The participants to the Graduate Study Programme of the United Nations Office at Geneva’s (UNOG) joined those of the Graduate Institute’s Summer Programme on International Affairs and Global Governance last week in an evening event entitled The UN We Want. The organisers of both programmes took advantage of the concurrent presence in Geneva of these 150 young people coming from all over the world to openly debate, symbolically outside the UN walls, what type of United Nations they aspire to have.
To ensure a wide representation of views a panel comprising a representative from a UN Member State and an NGO, a young graduate and a representative of academia presented their personal views on the controversial subject.
Andrea Aeby, Counsellor, Permanent Mission of Switzerland to UNOG, said “the UN we want is innovative, efficient and more transparent. We need more synergies and more shared visions. We need to encourage partnership, to connect knowledge and to build platforms that can gather the different institutions and people together across different sectors”.
Peter Splinter, Representative to the United Nations, Amnesty International, spoke about his experience working in human rights at the UN, saying "we need to strengthen the UN as a place where innovative solutions to global problems can be found. Too much time is spent talking at one another, rather than talking with one another. We need to have difficult conversations about difficult issues. Perhaps then we would see more innovative solutions to some of the problems”.
Liza Rubach, a young graduate of the Institute, currently Associate Humanitarian Affairs Officer, Office for the Coordination of Humanitarian Affairs (OCHA) said that “the UN we want depends on who we are, whether we are academia, an NGO or a government. As a recent student, the UN that we want is transparent and has a competitive recruitment process that we understand, so can eventually work for the organisation and one day make the world a better place".

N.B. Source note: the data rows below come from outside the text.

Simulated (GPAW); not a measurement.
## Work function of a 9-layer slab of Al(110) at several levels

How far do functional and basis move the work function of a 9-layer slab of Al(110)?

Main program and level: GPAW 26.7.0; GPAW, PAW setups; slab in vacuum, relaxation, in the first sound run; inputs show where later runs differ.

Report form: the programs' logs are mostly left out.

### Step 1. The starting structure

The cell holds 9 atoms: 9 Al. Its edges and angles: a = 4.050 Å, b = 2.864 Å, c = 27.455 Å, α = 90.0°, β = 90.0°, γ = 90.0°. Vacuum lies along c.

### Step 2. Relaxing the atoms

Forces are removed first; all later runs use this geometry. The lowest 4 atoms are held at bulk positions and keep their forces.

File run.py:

Cecilia Cannon, Researcher and Coordinator at the Graduate Institute’s Programme for the Study of International Governance, representing academia, said “there are six aspects of institutional design that can help us think about UN reform: the mandate of the organisation, managing an ever-diverse membership composition, exploring alternative funding sources, scrutinising the operational structure, assessing the different decision-making processes within each UN agency, and formal engagement with non-state actors. Non-state actors often play an important role in debating and defining issues, and in proposing innovative solutions. They play a crucial role in monitoring compliance with, and enforcing international agreements, working with their local networks around the world. Ultimately, if the UN is to be effective, its Member States must continue to actively engage with the UN system to collaboratively address today's global challenges, rather than turn elsewhere”.
The roundtable discussion’s moderator Ahmad Fawzi, Director a.i, UN Information Service in Geneva, expertly handled the dozens of questions from the participants and concluded “there are many political reasons why UN Member States themselves do not want to change the UN’s structure. We can't live without the UN, but we can't live with it in its current stalemate on a few political issues… but what the UN does is much more than these few political issues”.